Please read Nora’s paper before the meeting.

25 April 2015, 3pm, SST 777

Christian Wüthrich (UCSD), “Spacetime from Causal Sets”

Abstract: I will illustrate how space and time vanish in causal set theory and address the central question of this research program, viz. how relativistic spacetimes re-emerge from the fundamental causal sets. Part of what I plan to talk about is covered in Section 3 of the attendant paper, which is a draft of Chapter 3 of my forthcoming book with Nick Huggett; the rest will be treated in what will be Chapter 4. Sections 1 and 2 of the paper can be read as a preparation for those who are not familiar with causal set theory, but I do not plan to discuss them in the meeting.

Please read Chris’ paper before the meeting.

11 April 2015, 3pm, SST 777

Sybil de Clark (Arizona), “Fluctuations of the Electromagnetic Vacuum Field or radiation reaction?”

Abstract: The fact that various physical effects usually ascribed to vacuum fluctuations can also be accounted for by the radiation reaction field suggests that perhaps, there is little evidence for vacuum field fluctuations. But is that so? Where does the underdetermination between vacuum field and radiation reaction field come from, and what can be proposed to lift it? What other evidence do we have that the vacuum field is at least partly responsible for these effects? Furthermore, vacuum fluctuations have been ascribed to the Uncertainty Relations (UR). To what extent are such claims justified, and what interpretation of the UR do vacuum fluctuations suggest?

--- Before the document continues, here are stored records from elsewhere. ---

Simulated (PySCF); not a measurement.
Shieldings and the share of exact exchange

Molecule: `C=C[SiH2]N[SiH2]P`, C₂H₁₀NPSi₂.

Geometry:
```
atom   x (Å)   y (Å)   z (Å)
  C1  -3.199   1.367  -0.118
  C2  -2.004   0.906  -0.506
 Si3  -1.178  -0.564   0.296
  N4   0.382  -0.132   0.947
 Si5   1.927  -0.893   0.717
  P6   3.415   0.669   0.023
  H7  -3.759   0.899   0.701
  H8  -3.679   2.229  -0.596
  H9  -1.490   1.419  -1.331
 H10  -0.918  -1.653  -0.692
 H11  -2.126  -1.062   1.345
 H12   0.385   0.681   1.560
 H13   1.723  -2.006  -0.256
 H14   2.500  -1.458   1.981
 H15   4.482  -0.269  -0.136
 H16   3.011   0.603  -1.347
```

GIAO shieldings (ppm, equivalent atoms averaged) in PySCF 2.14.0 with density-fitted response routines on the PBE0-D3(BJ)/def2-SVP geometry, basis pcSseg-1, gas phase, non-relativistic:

Please read Sybil’s paper before the meeting. If the length is a concern, she suggests focusing on sections 3, 4, 5.1, and 5.2

28 February 2015, 3pm, SBSG 1321

Ben Feintzeig (UCI) on Parochial Observables in Classical and Quantum Field Theory

Abstract: Ruetsche (2011) argues that there is a problem of unitarily inequivalent representations in quantum theories with infinitely many degrees of freedom that leads one to choose between the following interpretive options. Either one can be a Hilbert Space Conservative and maintain that possible worlds correspond to density operators on a particular privileged Hilbert space containing a concrete irreducible representation of the algebra of observables. Or one can be an Algebraic Imperialist and hold that possible worlds are represented by the states on the abstract C*-algebra of observables, which captures the structure all representations have in common.

I will argue for a position along the lines of Algebraic Imperialism (but differing somewhat from Ruetsche’s description of that position). First, I show that unitarily inequivalent representations arise already in classical theories. It is obvious in the classical case that a Hilbert Space Conservative fails to represent all physically significant states, and this argument extends in a natural way to the quantum case. Second, I show that Ruetsche’s argument against Algebraic Imperialism, which claims that the Imperialist cannot represent all physically significant observables, fails. I show that the Imperialist can account for all of the missing observables as idealizations (in a certain precise sense) from the original abstract algebra of observables.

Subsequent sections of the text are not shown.